- CERRA's 2021-2022 Annual Educator Supply and Demand Report reveals a record number of educator vacancies this year.
- The SCEA will hold a Facebook Live Panel with Dr. Jennifer Garrett of CERRA Dec. 1 at 7 p.m.
- Legislators must address the alarming educator shortage crisis by focusing on 3 key areas.
COLUMBIA – Wednesday, Dec. 1 at 7 p.m., The South Carolina Education Association (The SCEA) will hold a Facebook Live Panel with Dr. Jennifer Garrett of the Center for Educator Recruitment, Retention, & Advancement (CERRA) to draw attention to South Carolina’s growing teacher shortage crisis, as highlighted in CERRA’s 2021-2022 Annual Educator Supply and Demand Report.
According to the report, departures have risen by 15.5%, as approximately 6,900 teachers from 2020/2021 did not return to a teaching/service position in the same district this school year. More alarming, the report reveals there are a record number of vacancies this year.

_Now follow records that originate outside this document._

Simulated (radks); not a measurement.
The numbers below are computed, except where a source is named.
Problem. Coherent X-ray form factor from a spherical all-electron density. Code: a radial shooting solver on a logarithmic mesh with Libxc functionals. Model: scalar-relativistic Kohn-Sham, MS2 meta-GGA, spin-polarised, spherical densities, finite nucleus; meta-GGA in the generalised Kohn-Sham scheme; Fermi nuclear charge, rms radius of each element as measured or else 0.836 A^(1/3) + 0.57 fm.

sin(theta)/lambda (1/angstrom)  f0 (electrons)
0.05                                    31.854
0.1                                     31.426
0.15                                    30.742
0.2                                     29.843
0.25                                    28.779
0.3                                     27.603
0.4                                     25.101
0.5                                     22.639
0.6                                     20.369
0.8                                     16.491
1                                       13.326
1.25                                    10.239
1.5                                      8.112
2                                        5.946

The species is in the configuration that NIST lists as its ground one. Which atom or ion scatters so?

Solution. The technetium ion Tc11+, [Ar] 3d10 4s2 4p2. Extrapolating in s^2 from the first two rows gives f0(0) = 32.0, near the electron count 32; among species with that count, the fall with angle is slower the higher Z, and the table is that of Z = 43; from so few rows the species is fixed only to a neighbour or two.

“We are excited to host this Live Panel to discuss CERRA’s report and how clearly it reveals the landscape of the education profession in South Carolina,” said The SCEA President Sherry East. “Each vacancy represented in this report corresponds to real-world learning conditions and classrooms where students are left without the highly-qualified and credentialed educator they deserve.”
As of September/October, South Carolina school districts reported 1,063 vacant positions—a 52% increase over last year and the largest number of vacancies since CERRA began issuing the Supply and Demand report in 2001.
“CERRA’s recent Supply and Demand report confirms what many in public education already knew—the existing educator shortage has grown to crisis levels,” said East. “It’s time for our legislature to address the crisis by listening to the educators. To do this, South Carolina must address the working conditions and take action to recruit and retain educators. Working conditions are learning conditions, and South Carolina students deserve better.”
The SCEA Legislative Agenda urges legislators to address the educator shortage crisis by focusing on 3 key areas: Funding and compensation, unencumbered time and recertification, and professional contracts. Read more about The SCEA Legislative Priorities for stopping the educator shortage here.
Tune into The SCEA’s discussion with Dr. Garrett of CERRA live tomorrow, Dec. 1, at 7 p.m. on Facebook. The link to get a reminder for the livestream can be found here.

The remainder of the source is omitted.